Young Life’s Heartbeat: The Left Of The Line

November 11, 2014

Today’s guest post is from Jon Houghton, Associate Regional Director of Central Indiana. 

The vast majority of mentoring programs or discipleship
program focus their attention to the right of the threshold line. Most programs
ask kids or people to opt in, which inherently means they have a desire to
succeed. The number of people willing to ‘mentor’ or ‘disciple’ kids increases
exponentially as you move to the right.

Young Life’s heart beats for kids left of that line.

There is a scarcity of people willing to do the work on the
left side of the line. Left of the line requires patience, courage, time,
willingness to ‘fail’ often. Young Life leaders must live on the left side of
the threshold line. There is a relative abundance of people willing to invest
in those who want to be invested in.

Due to the scarcity of people left of the line; YL leaders
and staff should spend the majority of their time with kids left of the line.
People who have reached independence in their walk with Christ should come back
and join us on the left side.

I believe that mentoring programs that live on the right
side of the line provide value in the Kingdom. Most of them  exist for ‘at risk’ kids, but every mentoring
program that I am aware of (especially in urban settings) involve kids choosing
to opt in. The most ‘at risk’ kids’ do not have a desire to succeed in life and
therefore will never choose to opt in to these programs. Cycles are not broken
if we only work with people who opt in.

I recently heard a national columnist give a speech
encouraging kids to “show people you are worth being invested in.” I understand
the point she was making, however our role is to help kids believe that they
are worthy of being invested in before they believe it themselves.

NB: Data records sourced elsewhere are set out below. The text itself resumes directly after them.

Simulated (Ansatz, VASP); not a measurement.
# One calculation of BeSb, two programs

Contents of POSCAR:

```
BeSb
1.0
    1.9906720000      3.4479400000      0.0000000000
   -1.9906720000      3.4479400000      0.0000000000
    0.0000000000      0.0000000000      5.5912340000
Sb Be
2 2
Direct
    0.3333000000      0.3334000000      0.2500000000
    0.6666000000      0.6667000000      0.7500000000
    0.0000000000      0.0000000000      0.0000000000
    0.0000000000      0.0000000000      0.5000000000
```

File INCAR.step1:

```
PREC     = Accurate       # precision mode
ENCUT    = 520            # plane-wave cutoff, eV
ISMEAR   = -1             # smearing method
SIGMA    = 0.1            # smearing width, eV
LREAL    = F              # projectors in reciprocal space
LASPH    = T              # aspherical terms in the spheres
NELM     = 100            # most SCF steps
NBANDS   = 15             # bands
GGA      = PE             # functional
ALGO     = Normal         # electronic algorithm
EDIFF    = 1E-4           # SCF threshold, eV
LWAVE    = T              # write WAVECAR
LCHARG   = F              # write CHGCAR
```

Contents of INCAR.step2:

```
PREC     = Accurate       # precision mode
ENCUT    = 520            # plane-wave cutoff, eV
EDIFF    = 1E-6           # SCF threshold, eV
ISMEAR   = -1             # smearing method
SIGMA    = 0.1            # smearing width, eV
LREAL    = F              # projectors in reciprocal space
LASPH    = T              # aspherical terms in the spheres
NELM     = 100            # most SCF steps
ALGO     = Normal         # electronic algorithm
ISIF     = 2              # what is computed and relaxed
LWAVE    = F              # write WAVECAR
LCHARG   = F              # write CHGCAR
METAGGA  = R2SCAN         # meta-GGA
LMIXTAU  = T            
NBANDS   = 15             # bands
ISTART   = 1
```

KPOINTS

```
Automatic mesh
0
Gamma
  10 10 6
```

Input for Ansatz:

When Jesus was questioned about who he was spending time
with he said, “It is not the healthy who need a doctor but the sick, I have not
come for the righteous but for the sinners…” This is who we must spend time
with.

Luke 15 tells a story about a shepherd who leaves the 99 to
go and find the one lost sheep. This is what we must do.

There is an important role for people on the right of the
line. It just isn’t our role.

Young Life leaders must resist the temptation to do the
relatively easy work and live into our unique role in Kingdom work.